Sources — and facts — are the meat and potatoes of reporting
Published 12:00 am Sunday, August 8, 2010
Good morning, class. Please, take your seats.
This is Journalism 101, and today’s lesson is titled Brett Favre, being first and the new media.
Once upon a time, newspapers were information. Reporters were usually dressed in coat and tie, many wearing fedoras. They were a respected lot. What they wrote was gospel.
The key to being a great reporter was having sources. Good sources are like a good recipe — work it correctly, and the result is golden. A story from yesteryear told of a court reporter for an upstate New York newspaper.
The reporter covered the highest state court and had a judge or someone close to the judge as his prime source. The night before a big decision would be announced, the reporter would call his editor, tell him what was going to happen and that the stories were already written and in his desk.
Competitors fumed, but the information printed was always accurate.
Fast forward 50 years. It’s Tuesday, 10 a.m. The Associated Press — a consortium of newspapers worldwide that, basically, share stories — moves a story about Favre in the annual drama that has become Brett Favre. Supposedly, the quarterback or someone close to him — get used to that “close to” message, it’s a euphemism for an unnamed source — sent a text message to a few players saying he was going to retire.
What did the text message read? Did anyone read the text message? Did anyone ask Favre if he sent a text message? Who received the text message? Salient questions indeed, and ones that should have been asked — 50 years ago those questions would have been asked before the presses rolled.
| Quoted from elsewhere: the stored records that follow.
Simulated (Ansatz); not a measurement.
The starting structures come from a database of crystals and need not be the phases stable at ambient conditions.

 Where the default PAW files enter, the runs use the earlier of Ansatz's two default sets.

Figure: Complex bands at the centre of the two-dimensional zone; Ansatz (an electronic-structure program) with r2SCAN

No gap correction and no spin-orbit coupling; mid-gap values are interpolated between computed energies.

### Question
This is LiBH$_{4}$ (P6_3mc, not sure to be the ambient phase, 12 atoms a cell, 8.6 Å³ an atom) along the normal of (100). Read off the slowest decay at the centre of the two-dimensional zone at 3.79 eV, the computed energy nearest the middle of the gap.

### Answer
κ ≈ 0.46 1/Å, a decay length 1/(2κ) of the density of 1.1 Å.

For all we know, the sister-in-law of a third-string player posted on a blog that her husband’s brother, the third-stringer, got a text from Brett announcing said retirement. Once information is in the blogosphere, news outlets run with it — including this one. Teammates were asked about the mysterious text message.
Athletes have a tepid relationship with reporters, so it is quite possible those players just wanted to have a bit of fun. Surprisingly we didn’t read this quote: “Well, I haven’t actually seen the text, and it didn’t come to me, but I do know he is retiring.” Athletes are funny like that.
One day later, finally, when asked if he sent a text message announcing his retirement, Favre said he did not. All he said is if his ankle feels OK, he will play this season.
The next story, with named sources, appeared on Wednesday. Each news outlet that changed its homepage, led off with the news or reported it on a section cover should crack an egg right on the nose.
In the thirst to be first, building sources is an afterthought. Working the beat is becoming less and less common. The journalistic fabric is deteriorating as the zeal to be first — right or wrong — has replaced being right.